Let, $a_i, i=1,2, \ldots, n$ be distinct real numbers $b_1 b_2, \ldots, b_n$ be real numbers, such that the product $\prod_{j=1}^n\left(a_i+b_j\right)$ is the same for each $i$. Prove that the product $\prod_{i=1}^n\left(a_i+b_j\right)$ is also constant for all $j$.
I am getting some issues here. It's given $a_i$ are distinct, so WLOG we can assume $a_1 <a_2<a_3< \dots <a_n$ and that would make $(a_1+b_1) < (a_2+b_1)$ and so on for all $a_i$, but as we are given in the problem, $\prod_{j=1}^n\left(a_i+b_j\right)$ is same for all $i$, we get $(a_1+b_1)(a_1+b_2) \dots (a_1+b_n)= (a_2+b_1)(a_2+b_2) \dots (a_2+b_n)$. It's contradicting. Where am I going wrong?

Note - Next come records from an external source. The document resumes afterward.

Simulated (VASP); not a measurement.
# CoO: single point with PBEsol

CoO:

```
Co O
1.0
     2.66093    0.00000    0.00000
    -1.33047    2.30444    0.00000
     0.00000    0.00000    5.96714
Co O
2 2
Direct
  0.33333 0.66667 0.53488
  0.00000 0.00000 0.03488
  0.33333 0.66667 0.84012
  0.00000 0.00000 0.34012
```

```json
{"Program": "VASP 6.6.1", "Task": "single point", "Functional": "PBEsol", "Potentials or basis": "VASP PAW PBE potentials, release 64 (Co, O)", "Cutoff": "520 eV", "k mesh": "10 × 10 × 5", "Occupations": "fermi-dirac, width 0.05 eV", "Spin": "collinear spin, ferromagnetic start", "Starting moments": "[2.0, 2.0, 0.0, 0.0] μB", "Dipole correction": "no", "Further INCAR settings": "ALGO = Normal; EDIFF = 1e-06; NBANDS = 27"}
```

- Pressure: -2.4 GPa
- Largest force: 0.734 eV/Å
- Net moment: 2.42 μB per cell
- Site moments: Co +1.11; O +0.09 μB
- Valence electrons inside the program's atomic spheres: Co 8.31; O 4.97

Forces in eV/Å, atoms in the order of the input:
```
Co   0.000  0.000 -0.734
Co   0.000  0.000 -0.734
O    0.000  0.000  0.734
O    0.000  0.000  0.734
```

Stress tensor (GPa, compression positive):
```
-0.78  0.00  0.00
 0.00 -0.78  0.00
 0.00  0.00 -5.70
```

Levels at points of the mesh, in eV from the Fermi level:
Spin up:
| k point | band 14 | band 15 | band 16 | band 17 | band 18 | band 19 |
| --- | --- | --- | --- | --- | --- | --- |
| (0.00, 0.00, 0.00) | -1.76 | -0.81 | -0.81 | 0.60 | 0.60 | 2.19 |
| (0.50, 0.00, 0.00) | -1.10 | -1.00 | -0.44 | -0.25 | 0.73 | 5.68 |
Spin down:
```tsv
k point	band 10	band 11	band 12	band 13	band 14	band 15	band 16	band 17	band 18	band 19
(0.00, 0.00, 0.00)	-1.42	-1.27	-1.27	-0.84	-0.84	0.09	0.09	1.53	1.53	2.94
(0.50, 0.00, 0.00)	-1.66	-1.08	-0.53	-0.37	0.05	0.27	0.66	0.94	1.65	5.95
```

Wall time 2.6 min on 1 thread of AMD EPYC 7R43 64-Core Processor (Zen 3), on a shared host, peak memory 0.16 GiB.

Let $Q(x)$ be the polynomial defined $$Q(x)=-C+\prod_{j=1}^n (x+b_j),$$ where $C$ is defined to be the constant $$C=\prod_{j=1}^n (a_1+b_j).$$
Then, from the hypothesis, the equation $Q(a_i)=0$ follows for each $i=1,2,\ldots,n$. Furthermore, as $Q$ has degree $n$ and the $a_i$s are all distinct, it follows that the roots of $Q$ is precisely the set $\{a_1,a_2,\ldots,a_n\}$, so $Q(x)$ can be rewritten: $$Q(x)=\prod_{i=1}^n (x-a_i).$$ Thus, the numbers $\prod_{i=1}^n (a_i+b_j)$; $j=1,2,\ldots,n$ are all the same if $\prod_{i=1}^n (-b_j-a_i)$ $=$ $Q(-b_j)$ $=$ $(-1)^n\prod_{i=1}^n (a_i+b_j)$ is the same for all $j=1,2,\ldots,n$.
However, indeed [looking at how $Q(x)$ was originally defined]: $$\forall j=1,2,\ldots, n:$$ $$Q(-b_j) =-C+ \prod_{i=1}^n (b_i-b_j)$$ $$=-C + 0 = -C.$$ So indeed, $Q(-b_j)$ is indeed the same for all $j=1,2,\ldots,n$, and so as noted above in the bold, the result follows.